If the SEC seriously considers lifting the crowdfunding cap, it could change how early-stage companies structure rounds, and how individual investors access them.
The next big inflection point for U.S. equity crowdfunding may not come from a flashy issuer campaign or a new platform feature. It may start the way many market rule changes start: as a petition, filed quietly, then processed slowly, and only later translated into proposals, comments, and final rules.
In early January 2026, industry reporting described a petition effort aimed at lifting the Regulation Crowdfunding (Reg CF) issuer cap from $5 million to $20 million. If adopted, it would expand how much a company can raise under Reg CF within a 12-month period, a limit the SEC currently describes as $5 million.
The filing that could move the ceiling
As reported, the new development is not a rule change, it is the formal request for one. Under the SEC’s process, members of the public can submit petitions asking the Commission to issue, amend, or repeal rules, and the SEC says those petitions are forwarded to the appropriate division or office for consideration and recommendation before the Commission decides what action, if any, to take.
What the rules say today, and what $20M would change
Reg CF is the exemption that lets eligible companies raise money online through an SEC-registered intermediary, either a broker-dealer or a funding portal. The SEC’s current overview says the issuer limit is a maximum aggregate amount of $5 million in a 12-month period, and it also notes that there are limits on how much non-accredited investors can invest across crowdfunding offerings in a 12-month period.
That $5 million ceiling is relatively recent. The SEC raised the Reg CF limit from about $1.07 million to $5 million in amendments adopted in late 2020 and effective in 2021, positioning crowdfunding as a larger, more practical tool for capital formation. The current petition effort argues that the next step is to lift the cap again, to a level that could support larger rounds that look more like institutional “Series A” financing, while still using the Reg CF framework.
It is worth noting that an increase to $20 million would put Reg CF’s ceiling in the same neighborhood as Regulation A Tier 1, which the SEC describes as allowing offerings up to $20 million in a 12-month period (while Tier 2 allows up to $75 million). That does not make the paths interchangeable, but it helps explain why the number matters: it would reshape the menu of “how much can you raise where” for issuers and investors.

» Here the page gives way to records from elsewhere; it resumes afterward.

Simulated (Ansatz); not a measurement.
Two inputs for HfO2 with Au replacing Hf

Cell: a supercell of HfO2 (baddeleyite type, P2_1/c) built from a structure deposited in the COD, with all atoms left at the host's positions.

“While you must always be well paid to sacrifice liquidity, the required compensation depends on how long you will be illiquid.” — Seth Klarman
Why this would reshape early-stage rounds
For individual investors, this is less about a headline number and more about what larger raises could do to deal quality, disclosure habits, and incentives. A higher cap could make it easier for stronger companies to treat crowdfunding as a meaningful round rather than a marketing-adjacent supplement. In theory, that can improve alignment, because issuers would have to plan for a larger, more visible investor base and a longer relationship with it.
For issuers, a higher cap could reduce “round fragmentation,” where companies run multiple offerings or stack exemptions simply to reach the capital they need. Petitioners and supporters have framed the change as one that expands options without forcing any company to use Reg CF.
The signals that tell you it’s getting real
First, watch for the petition to appear on the SEC’s public list of rulemaking petitions, which the SEC says are made public after processing and typically receive a “4-” file number. Next, watch whether the SEC invites or receives public comments tied to a file number. The SEC notes that comments on rulemaking petitions are not submitted through the online form and instead must be sent by email or paper, with the associated file number included. Finally, watch whether the idea surfaces in SEC small business capital formation discussions or in a formal proposing release, which is the point where “a petition” becomes “a rulemaking agenda item” in practical terms.